This edit block allows you to drop variables from the your upload and/or the previous version.
This edit block allows you to convert a variable to a different type, optionally replacing any invalid values with
NULL when the "Set incompatible values to null" option is selected. Variable retyping follows standard variable retyping rules (note that converting floats to integers will automatically round them), and any invalid type transformations will prevent the version from being released.
When converting to date, date time, or time types, you will often need to specify a format string to read in data encoded in various display formats. Please consult the format string documentation for further information and examples.
Each edit block can display the number of variables and records that were added, updated, and/or removed by that block. In some cases this can be computed immediately, but in other circumstances you will need to click the "Compute" text to view the modifications triggered by the particular edit. Note that any non-computed edits will automatically be computed when the version is released.
As edits are applied to a version, they will automatically be propagated to that version's table. It is highly recommended that you validate and audit this table before you release your version.
The version table behaves much like other tables across Redivis, with a few additional features specific to auditing data within the version. Note that the cell preview is not available on unreleased versions.
When viewing the table, variable level modifications will be highlighted, with added variables in green, modified variables in yellow, and deleted variables in red. Note that variable modifications only highlight changes at the variable level (that is, retyped or renamed), not whether individual values of that variable were modified.

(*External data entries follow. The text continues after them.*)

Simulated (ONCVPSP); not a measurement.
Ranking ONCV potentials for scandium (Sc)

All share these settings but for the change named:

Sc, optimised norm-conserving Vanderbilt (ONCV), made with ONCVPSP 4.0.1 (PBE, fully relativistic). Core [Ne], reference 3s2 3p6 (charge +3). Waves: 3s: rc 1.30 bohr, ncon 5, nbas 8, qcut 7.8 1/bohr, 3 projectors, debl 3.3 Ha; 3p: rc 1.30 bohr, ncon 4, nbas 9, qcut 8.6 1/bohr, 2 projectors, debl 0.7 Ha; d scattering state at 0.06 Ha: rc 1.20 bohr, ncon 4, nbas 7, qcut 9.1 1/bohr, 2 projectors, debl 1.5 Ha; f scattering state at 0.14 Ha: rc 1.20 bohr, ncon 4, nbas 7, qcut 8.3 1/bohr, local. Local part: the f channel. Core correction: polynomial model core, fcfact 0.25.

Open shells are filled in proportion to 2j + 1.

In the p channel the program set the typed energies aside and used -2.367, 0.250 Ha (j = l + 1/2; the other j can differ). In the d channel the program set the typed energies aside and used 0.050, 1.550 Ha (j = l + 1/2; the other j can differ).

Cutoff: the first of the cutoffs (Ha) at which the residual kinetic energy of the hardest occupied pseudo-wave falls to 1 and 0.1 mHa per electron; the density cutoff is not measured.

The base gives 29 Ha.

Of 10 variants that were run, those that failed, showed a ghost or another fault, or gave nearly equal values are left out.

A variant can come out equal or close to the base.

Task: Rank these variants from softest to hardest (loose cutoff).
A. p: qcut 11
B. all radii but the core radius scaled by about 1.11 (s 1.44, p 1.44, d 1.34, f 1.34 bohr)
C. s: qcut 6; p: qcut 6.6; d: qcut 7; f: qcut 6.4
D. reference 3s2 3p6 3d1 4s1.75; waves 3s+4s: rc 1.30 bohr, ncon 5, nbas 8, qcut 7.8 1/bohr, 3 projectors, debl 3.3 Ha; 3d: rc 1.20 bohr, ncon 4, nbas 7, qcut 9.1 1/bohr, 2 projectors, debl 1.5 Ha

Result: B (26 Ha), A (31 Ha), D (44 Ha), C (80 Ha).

As in other tables, you can view variable summary statistics by clicking on any variable in your table. This allows you to see the general distribution of a variable and validate it against your expectations of the data.
Additionally, if you are inspecting a variable in a subsequent version that also existed in the previous version, clicking on that variable will open a comparison of the variable across the two versions. This can aid in identifying any unexpected changes due to any edits in the new version.
Like other tables, the version table allows you to run custom SQL queries to create more customized statistics and metrics.
Additionally, anyone with edit access to the dataset will be able to use the unreleased version within a project, allowing them to merge the pending version with other tables and leverage various querying interfaces within the project.
Note that if any edits are made to a pre-released version, they will immediately propagate to any projects that are using that pre-released version.